Re: [RFC PATCH v2 21/21] netgpu/nvidia: add Nvidia plugin for netgpu

From: Jason Gunthorpe <jgg@nvidia.com>
To: Jonathan Lemon <jonathan.lemon@gmail.com>
Cc: Christoph Hellwig <hch@lst.de>, <netdev@vger.kernel.org>,
	<kernel-team@fb.com>, <robin.murphy@arm.com>,
	<akpm@linux-foundation.org>, <davem@davemloft.net>,
	<kuba@kernel.org>, <willemb@google.com>, <edumazet@google.com>,
	<steffen.klassert@secunet.com>, <saeedm@mellanox.com>,
	<maximmi@mellanox.com>, <bjorn.topel@intel.com>,
	<magnus.karlsson@intel.com>, <borisp@mellanox.com>,
	<david@redhat.com>
Subject: Re: [RFC PATCH v2 21/21] netgpu/nvidia: add Nvidia plugin for netgpu
Date: Tue, 28 Jul 2020 20:38:06 -0300	[thread overview]
Message-ID: <20200728233806.GC16789@nvidia.com> (raw)
In-Reply-To: <20200728210116.56potw45eyptmlc7@bsd-mbp.dhcp.thefacebook.com>

On Tue, Jul 28, 2020 at 02:01:16PM -0700, Jonathan Lemon wrote:
> On Tue, Jul 28, 2020 at 03:19:04PM -0300, Jason Gunthorpe wrote:
> > On Mon, Jul 27, 2020 at 06:48:12PM -0700, Jonathan Lemon wrote:
> > 
> > > While the current GPU utilized is nvidia, there's nothing in the rest of
> > > the patches specific to Nvidia - an Intel or AMD GPU interface could be
> > > equally workable.
> > 
> > I think that is very misleading.
> > 
> > It looks like this patch, and all the ugly MM stuff, is done the way
> > it is *specifically* to match the clunky nv_p2p interface that only
> > the NVIDIA driver exposes.
> 
> For /this/ patch [21], this is quite true.  I'm forced to use the nv_p2p
> API if I want to use the hardware that I have.  What's being overlooked
> is that the host mem driver does not do this, nor would another GPU
> if it used p2p_dma.  I'm just providing get_page, put_page, get_dma.

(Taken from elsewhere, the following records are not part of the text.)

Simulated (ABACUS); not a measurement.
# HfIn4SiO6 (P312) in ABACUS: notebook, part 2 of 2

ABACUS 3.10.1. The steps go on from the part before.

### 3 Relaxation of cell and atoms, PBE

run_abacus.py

Not really, the design copied the nv_p2p api design directly into
struct netgpu_functions and then aligned the rest of the parts to use
it too. Yes, other GPU drivers could also be squeezed into this API,
but if you'd never looked at the NVIDIA driver you'd never pick such a
design. It is inherently disconnected from the MM.

> > Any approach done in tree, where we can actually modify the GPU
> > driver, would do sane things like have the GPU driver itself create
> > the MEMORY_DEVICE_PCI_P2PDMA pages, use the P2P DMA API framework, use
> > dmabuf for the cross-driver attachment, etc, etc.
> 
> So why doesn't Nvidia implement the above in the driver?
> Actually a serious question, not trolling here.

A kernel mailing list is not appropriate place to discuss a
proprietary out of tree driver, take questions like that with your
support channel.

> > If you are serious about advancing this then the initial patches in a
> > long road must be focused on building up the core kernel
> > infrastructure for P2P DMA to a point where netdev could consume
> > it. There has been a lot of different ideas thrown about on how to do
> > this over the years.
> 
> Yes, I'm serious about doing this work, and may not have seen or
> remember all the various ideas I've seen over time.  The netstack
> operates on pages - are you advocating replacing them with sglists?

So far, the general expectation is that any pages would be ZONE_DEVICE
MEMORY_DEVICE_PCI_P2PDMA pages created by the PCI device's driver to
cover the device's BAR. These are __iomem pages so they can't be
intermixed in the kernel with system memory pages. That detail has
a been a large stumbling block in most cases.

Resolving this design issue removes most of the MM hackery in the
netgpu. Though, I have no idea if you can intermix ZONE_DEVICE pages
into skb's in the net stack.

From there, I'd expect the pages are mmaped into userspace in a VMA or
passed into a userspace dmabuf FD.

At this point, consumers, like the net stack should rely on some core
APIs to extract the pages and DMA maps from the user objects. Either
some new pin_user_pages() variant for VMAs or via the work that was
started on the dma_buf_map_attachment() for dmabuf.

From there it needs to handle everything carefully and then call over
to the pcip2p code to validate and dma map them. There are many
missing little details along this path.

Overall there should be nothing like 'netgpu'. This is all just some
special case of an existing user memory flow where the user pages
being touched are allowed to be P2P pages or system memory and the
flow knows how to deal with the difference.

More or less. All of these touch points need beefing up and additional
features.

> > > I think this is a better patch than all the various implementations of
> > > the protocol stack in the form of RDMA, driver code and device firmware.
> > 
> > Oh? You mean "better" in the sense the header split offload in the NIC
> > is better liked than a full protocol running in the NIC?
> 
> Yes.  The NIC firmware should become simpler, not more complicated.

Do you have any application benchmarks? The typical AI communication
pattern is very challenging and a state of the art RDMA implementation
gets incredible performance.

Jason